Cloetta’s primary loan financing is composed of a credit agreement with Svenska Handelsbanken AB (publ) which is a facility of a total of SEK 2.3 billion as of 31 December 2013 and issued senior secured notes for a total amount of SEK 1.0 billion as of 31 December 2013.
In addition to the used credit facility of a total of SEK 2.3 billion, Cloetta has access to an unused overdraft facility of approximately SEK 0.6 billion as per 31 December 2013. The credit agreement with Svenska Handelsbanken AB (publ) expires during 2017 and the senior secured notes expire during 2018. Under the credit agreement, Cloetta is subject to certain covenants and dividend restrictions described in summary below.
- Cloetta has a long-term goal for indebtedness equivalent to a net debt/EBITDA ratio of around 2.5 x.

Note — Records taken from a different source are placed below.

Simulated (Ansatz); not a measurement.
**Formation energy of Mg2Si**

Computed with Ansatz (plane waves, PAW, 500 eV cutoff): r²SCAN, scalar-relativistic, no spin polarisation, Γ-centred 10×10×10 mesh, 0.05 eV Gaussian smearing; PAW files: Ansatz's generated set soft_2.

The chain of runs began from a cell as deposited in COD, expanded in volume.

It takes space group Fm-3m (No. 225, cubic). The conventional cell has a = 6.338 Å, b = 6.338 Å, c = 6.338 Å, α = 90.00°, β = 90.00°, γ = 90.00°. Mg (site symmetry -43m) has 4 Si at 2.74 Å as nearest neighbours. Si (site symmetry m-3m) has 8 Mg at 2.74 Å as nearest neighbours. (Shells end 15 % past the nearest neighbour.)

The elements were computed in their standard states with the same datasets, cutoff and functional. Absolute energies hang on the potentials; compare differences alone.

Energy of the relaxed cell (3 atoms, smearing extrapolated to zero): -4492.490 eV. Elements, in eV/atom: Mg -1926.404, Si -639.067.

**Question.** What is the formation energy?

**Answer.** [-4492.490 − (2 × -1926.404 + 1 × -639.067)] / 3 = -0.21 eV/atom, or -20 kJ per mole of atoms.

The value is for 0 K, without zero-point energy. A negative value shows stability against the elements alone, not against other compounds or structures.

- The credit agreement contains some covenants covering net debt/EBITDA, interest coverage ratio and equity/assets ratio and will be reviewed on a quarterly basis. The bank financing agreement provides for additional headroom to covenants.
- The interest margins stipulated by the credit agreement have been set according to a ratchet scale based on Cloetta’s net debt/EBITDA ratio. The effective interest rate per 31 December 2013 amounted to 3.75%.